Thu Apr 23 15:09:28 CEST 2015

Dear all,

I believe I have found a bug in rlm in the MASS package. Specifically, the scale estimate can be wrong when there are no outliers. The following code snippet is an example:

dose <- c(0,1,2,0,1,2)
response <- c(0.659,1.633,3.621,1.803,3.093,4.424)
line <- c(1,1,1,2,2,2)
k2 <- seq(1.5,5,by=0.01)
repNA <- rep(NA,length(k2))
scale <- repNA
niter <- repNA
for (i in 1:length(k2)){
  rlm.fit <- rlm(response~dose+factor(line), psi=psi.huber,k=1.345,
                         scale.est="proposal 2",k2=k2[i])
  scale[i] <- rlm.fit$s
  niter[i] <- length(rlm.fit$conv)

For this dataset there are no outliers, so I would expect the scale to be a smooth function of k2 once k2 is reasonably large, certainly for k2 > 2. However, there is a funny jump in the scale estimate around k2 = 2.4, just at the point where the number of iterations to convergence falls from 3 to 1.

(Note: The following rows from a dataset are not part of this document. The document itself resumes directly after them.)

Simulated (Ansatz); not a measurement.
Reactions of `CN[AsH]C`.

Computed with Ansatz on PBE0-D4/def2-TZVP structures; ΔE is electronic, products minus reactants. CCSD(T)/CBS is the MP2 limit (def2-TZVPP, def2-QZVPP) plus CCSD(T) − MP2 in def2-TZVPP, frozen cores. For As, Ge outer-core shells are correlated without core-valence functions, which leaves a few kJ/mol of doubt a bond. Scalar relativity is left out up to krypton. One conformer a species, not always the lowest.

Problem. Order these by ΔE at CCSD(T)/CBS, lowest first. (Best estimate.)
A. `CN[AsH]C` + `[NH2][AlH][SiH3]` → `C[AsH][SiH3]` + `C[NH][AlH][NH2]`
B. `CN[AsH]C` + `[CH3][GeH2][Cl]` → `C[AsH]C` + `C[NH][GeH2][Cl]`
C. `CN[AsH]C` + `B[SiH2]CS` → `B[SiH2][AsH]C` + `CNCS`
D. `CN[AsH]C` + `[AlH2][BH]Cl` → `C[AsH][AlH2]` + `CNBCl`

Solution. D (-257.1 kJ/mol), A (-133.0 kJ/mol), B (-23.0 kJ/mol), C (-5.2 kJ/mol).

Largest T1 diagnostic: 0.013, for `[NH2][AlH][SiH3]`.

Looking at the source code, it appears that on each iteration, the scale is updated, then the parameters, and then a check for convergence is carried out just for the parameters, not the scale. So I would guess that in the range around k2=2.5 convergence is being reached when in fact the scale estimate hasn't converged.

I am using MASS version 7.3-33 and R version 3.1.0 on Windows.

I am not sure how common this issue is but there does not seem to be anything special about my dataset so it could be quite generic. Am I right that this is a bug?

Many thanks,
Francis Bursa